Whether it's open source or not is irrelevant. ITAR software cannot legally live on GitHub.com in any case -- it doesn't matter if the repos are public or private. [But a GitHub Enterprise install (self-hosted version only) can be compliant.]
I'm confused by your request for the company's stance, since it's not something up for debate... there is no room for them to take a stance on complying with the law. It's not up to GitHub at all.
If it's publicly available open source, it can't contain ITAR.
If there is existing open source that doesn't contain ITAR, then that's fine because it's beyond the scope of ITAR, so ITAR doesn't apply to that scenario. [Maybe this is the case you're mentioning?]
If it is ITAR, it can't possibly be publicly available open source. [How could it be possible to have publicly-available open source software that is also restricted to being only shared with U.S. citizens?]
Of course an ITAR project could pull in publicly available open source (e.g., dependencies), but that doesn't sounds like what's being discussed here.
We can sensibly speak of tech that "would be" an ITAR violation to deliver "if it were not" open source. This is exactly the scenario under discussion. It seems very clear from the linked page that, e.g., GPS code that is released as free/open is, in fact, not restricted by ITAR.
There is a certain unrealistic arrogance to the US approach to ITAR and software that seems to assume only US Persons could create technology on the list.
GPS receiver systems are the classic there: Russia, China and Europe all have their own GNSS. China runs the semiconductor industry and is quite capable of producing whatever unrestricted GNSS devices they choose. Therefore why restrict US companies?

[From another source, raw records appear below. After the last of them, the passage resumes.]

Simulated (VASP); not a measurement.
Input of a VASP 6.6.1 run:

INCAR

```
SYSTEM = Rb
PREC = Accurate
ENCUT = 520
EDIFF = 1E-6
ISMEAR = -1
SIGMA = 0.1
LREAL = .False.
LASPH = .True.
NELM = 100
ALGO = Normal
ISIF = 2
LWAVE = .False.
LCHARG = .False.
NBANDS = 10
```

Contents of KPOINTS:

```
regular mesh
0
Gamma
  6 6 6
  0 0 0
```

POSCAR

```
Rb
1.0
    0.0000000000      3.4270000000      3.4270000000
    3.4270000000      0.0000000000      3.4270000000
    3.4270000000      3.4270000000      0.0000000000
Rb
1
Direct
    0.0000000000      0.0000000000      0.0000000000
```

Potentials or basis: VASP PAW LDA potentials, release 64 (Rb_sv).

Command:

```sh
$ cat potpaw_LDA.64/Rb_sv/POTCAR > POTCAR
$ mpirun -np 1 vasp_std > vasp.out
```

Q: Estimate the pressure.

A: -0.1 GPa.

Same with satellite tech, there may be some US specific tricks but there is a reason ITAR free satellite designs already exist and are multiplying. ITAR tries to protect too much and is killing US market share by being stupidly annoying.
The difference is companies actually get in a LOT of trouble for sanctions violations. When was the last time someone was prosecuted for an illegal GPS implementation?
You don't need an open source GPS radio for that, just fly a bit slower. The upper limit is plenty fast for weapons, 1900 km/h isn't much of a limitation, neither is 59,000 ft of altitude.
If you can understand the equations and engineering needed to build a cruise missile the GPS equations will not daunt you. Getting the final approach to have a useful Circular Error Probable at anything low enough for an assassination would be more of a technical challenge than the coarse guidance. Unless you had someone shining a designator you’d need real-time machine vision. To say nothing of designing an airframe that can perform precision manoeuvres at speed without breaking up.
While it is definitely possible to reverse-engineer and modify the software/firmware of existing proprietary GPS systems, I'd argue that the distinction between this and changing an open source project is not meaningless.
Changing a couple lines of well-documented source code in an open source project before compiling is arguably a much lower bar to pass.
It depends. For most reasonable firmware, trying to figure out how to compile the stupid thing is generally harder than finding and byte patching a condition in a binary blob.
"GitHub may not be used for purposes prohibited under applicable export control laws, including purposes related to the development, production, or use of […] long range missiles or unmanned aerial vehicles."
I think you should probably make a blog post explaining GitHub's stance on this issue.
[1]: https://www.unr.edu/sponsored-projects/compliance/export-con...
[2]: One of which is https://github.com/gnss-sdr/gnss-sdr. This repository does not implement ITAR-required GPS speed limits. Even if it was ITAR-compliant, the limits could easily be removed as it is open source software.
----------------------------
Update: GitHub has updated their ToS to remove this line. It was present on July 27, 2019. The issue still stands with this current statement from their ToS ( https://help.github.com/en/github/site-policy/github-and-tra...), which forbids ITAR-regulated software:
"Users are responsible for ensuring that the content they develop and share on GitHub.com complies with the U.S. export control laws, including the EAR and the U.S. International Traffic in Arms Regulations (ITAR). The cloud-hosted service offering available at GitHub.com has not been designed to host data subject to the ITAR and does not currently offer the ability to restrict repository access by country."